I have just got back from giving evidence on behalf of the Law Society about the energy National Policy Statements to this Commons Select Committee. We were invited to make a submission and give oral evidence as the committee wanted to hear from planning lawyers.
The Select Committee was very concerned about the risk of judicial review of the NPSs and about what we had said about democratic deficit. I suppose with hindsight that telling Parliamentarians in our evidence that the system they have enacted contains a democratic deficit was always going to ruffle a few feathers, but the Committee accepted the point that the IPC has minimal democratic accountability. An important test of a system which deals with disputes, such as courts and the planning system, is whether the loser comes away content with the decision. Maybe they are reluctantly content, but do they accept it? The danger with this system it seems to me is that people may not accept the decisions, especially where we have been used to such decisions being taken after a full hearing and where the IPC has to follow the NPS, itself decided at very high level. This is a particular issue where the NPS specifies the locations. We don't really want a rerun of the Twyford Down, Newbury Bypass and Batheaston Bypass protests, with activists dug into tunnels and living up trees. The Select Committee seemed to follow that point well. The issue for them, I said, is that they are the body which provides the maximum amount of democratic input and so they have a major and serious task, weighing the evidence.

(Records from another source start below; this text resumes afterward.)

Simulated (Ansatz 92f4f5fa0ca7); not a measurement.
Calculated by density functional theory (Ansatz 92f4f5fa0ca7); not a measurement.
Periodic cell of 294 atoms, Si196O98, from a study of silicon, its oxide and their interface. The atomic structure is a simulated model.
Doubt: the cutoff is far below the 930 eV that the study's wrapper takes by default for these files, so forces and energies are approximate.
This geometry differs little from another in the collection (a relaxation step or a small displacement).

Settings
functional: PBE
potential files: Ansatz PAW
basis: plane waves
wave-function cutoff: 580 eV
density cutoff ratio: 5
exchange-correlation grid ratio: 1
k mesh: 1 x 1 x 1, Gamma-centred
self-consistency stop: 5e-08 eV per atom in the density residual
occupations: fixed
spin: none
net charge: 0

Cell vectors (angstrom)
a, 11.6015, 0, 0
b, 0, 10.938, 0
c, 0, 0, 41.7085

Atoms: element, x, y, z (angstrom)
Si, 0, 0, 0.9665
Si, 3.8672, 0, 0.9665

As is well known, the IPC is to take its decisions in accordance with the NPS unless adverse effects outweigh the advantages. With a site specific NPS, one is bound to ask whether the IPC is really going to come to a decision to refuse on that ground, especially one which says we need 10 sites and only puts forward 10. Again the Select Committee took that point on board.
There is another interesting issue in the energy NPSs, is that they say their policies are to apply to developments which go through the conventional planning system. Whilst it must be right that they are material, and for example planning applications for roads which access a nationally significant infrastructure project should be decided having regard to the NPS there is a greater implication. An application for 49MW wind farm in an area opposed to wind farms must be considered against the Government's up-to-date policy in the NPS. We'd written that the local planning policies are "trumped". I was called to justify that (possibly emotive) word and was asked whether the DCLG Chief Planner's letter to all local authorities of 9th November 2009 contradicted our assertion. Quite the contrary - it makes the very same point. Paragraphs 15 and 16 require LPAs to update their plans to take account of NPSs, and says that if they do not the NPSs will be a material consideration in decisions of the Secretary of State on appeal or call-in.
Finally - the possibility of Judicial Review concerned the Select Committee. It's not possible to rule it out and these are controversial matters which tend to attract JR. We discussed the problem explained in my earlier post - Nuclear NPS - Is there a Problem? . One member asked whether the Government could deal with the problem by going back to reconsult now. Good point really, and unpalatable though it sounds, it strikes me as being better than waiting for a JR which on the rules in the Act cannot be commenced until the NPS is adopted and published.
I am grateful to the Select Committee for the chance to put these views and for listening to them with care and courtesy. I have to say it is a privilege to participate in the democratic process in this way.